XC Foundation v. Comm’r, T.C. Memo. 2023-3| January 5, 2023 | Lauber, J. | Dkt. No. 9189-21X

Summary: XC Foundation (“XC”) was incorporated in California in 2007. In 2008, the IRS issued XC a determination letter recognizing it as exempt from federal income tax under section 501(c)(3) and as a private foundation under section 509(a). On December 1, 2020, the state of California suspended XC’s corporate powers, rights, and privileges pursuant to state law. On March 2, 2021, the IRS issued XC a final adverse determination letter revoking XC’s tax-exempt status retroactively to January 1, 2016. The letter determined that XC, as of that date, no longer qualified for exemption from federal income tax under section 501(a) as an organization described in section 501(c)(3). On May 28, 2021, XC filed a petition seeking a declaratory judgment that the revocation was erroneous, and at that time XC’s corporate powers had not been restored. The IRS filed a Motion to Dismiss for Lack of Jurisdiction, alleging that XC lacked the capacity either to initiate litigation in the Tax Court or to prosecute any part of the case. XC urged that Rule 60(c), which provides that “[t]he capacity of a corporation to engage in [Tax Court] litigation shall be determined by the law under which it was organized,” violates its rights to equal protection, due process, and protection against cruel and unusual punishment.

Key Issues: Whether the Tax Court has jurisdiction to adjudicate XC’s petition that sought a declaratory judgment that the revocation of its tax-exempt status was erroneous.

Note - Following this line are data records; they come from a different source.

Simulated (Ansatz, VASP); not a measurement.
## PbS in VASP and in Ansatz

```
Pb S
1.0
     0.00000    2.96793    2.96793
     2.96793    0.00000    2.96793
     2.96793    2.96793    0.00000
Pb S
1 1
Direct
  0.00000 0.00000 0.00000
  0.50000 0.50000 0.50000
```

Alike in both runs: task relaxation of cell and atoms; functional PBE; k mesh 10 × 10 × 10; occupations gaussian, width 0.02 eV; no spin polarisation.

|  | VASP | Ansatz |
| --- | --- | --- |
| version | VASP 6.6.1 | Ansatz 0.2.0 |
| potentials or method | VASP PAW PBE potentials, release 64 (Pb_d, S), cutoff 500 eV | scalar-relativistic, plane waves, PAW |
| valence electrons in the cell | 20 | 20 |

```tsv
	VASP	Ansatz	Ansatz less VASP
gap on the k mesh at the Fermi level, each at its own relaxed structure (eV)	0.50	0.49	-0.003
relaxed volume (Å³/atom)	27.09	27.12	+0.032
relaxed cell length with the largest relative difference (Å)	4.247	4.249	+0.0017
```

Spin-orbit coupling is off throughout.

Primary Holdings: No. Because XC’s corporate powers were suspended and had not been reinstated by the state of California when XC filed its petition or during the 90-day period in which the petition was required to be filed, the Tax Court lacked jurisdiction over the case. Case dismissed for lack of jurisdiction.

Key Points of Law:

Jurisdiction of the Tax Court. The U.S. Tax Court is an Article I court and possesses jurisdiction only to the extent conferred by Congress. See Freytag v. Commissioner, 501 U.S. 868, 870 (1991); see also 26 U.S.C. § 7442. The Tax Court has jurisdiction to review controversies involving an entity’s initial or continuing qualification for tax-exempt status under section 501(c)(3). 26 U.S.C. § 7428(a)(1). To invoke the Court’s jurisdiction under section 7428(a)(1), an organization must file a petition with the Court within 90 days of the mailing of the final notice of adverse determination. Id. at § 7428(b)(3); see Rule 210(c)(3). A petitioning party must have the capacity to commence and maintain litigation in the Court. See Rule 60(c); see also Brannon’s of Shawnee, Inc. v. Commissioner, 71 T.C. 108, 111 (1978). An IRS Form cannot define this Court’s jurisdiction.

Capacity of Corporation Taxpayer. Rule 60(c) provides that “[t]he capacity of a corporation to engage in [Tax Court] litigation shall be determined by the law under which it was organized.” If a petitioner lacks the capacity to commence and maintain litigation in the Tax Court, it must dismiss the case for lack of jurisdiction. See Brannon’s of Shawnee, Inc., 71 T.C. at 111.

California Corporations. A California corporation whose “corporate powers, rights, and privileges” have been suspended by the State of California lacks the capacity to commence or maintain litigation in the Tax Court. See NT, Inc. v. Commissioner, 126 T.C. 191, 192–94 (2006); David Dung Le, M.D., Inc., 114 T.C. at 274. California Revenue and Tax Code §§ 23301 and 23302 are relevant, and they have been construed to mean that a corporation cannot prosecute or defend an action during the period in which its corporate rights and powers have been suspended. See David Dung Le, M.D., Inc., 114 T.C. at 272.

Frivolous Argument. Contending that Rule 60 is unconstitutional and violates its rights to procedural due process, equal protection, and to the protection against cruel and unusual punishment is and are frivolous arguments. See Crain v. Commissioner, 737 F.2d 1417, 1417 (5th Cir. 1984); Wnuck v. Commissioner, 136 T.C. 498 (2011); Aldrich v. Commissioner, T.C. Memo. 2013-201, 106 T.C.M. (CCH) 192, 194.

Insights: The XC Foundation opinion illustrates the importance of maintaining corporate status in taxpayer’s state of organization. Failing to do so could have adverse consequences to the taxpayer, including a lack of capacity to pursue relief or to defend against claims in the U.S. Tax Court.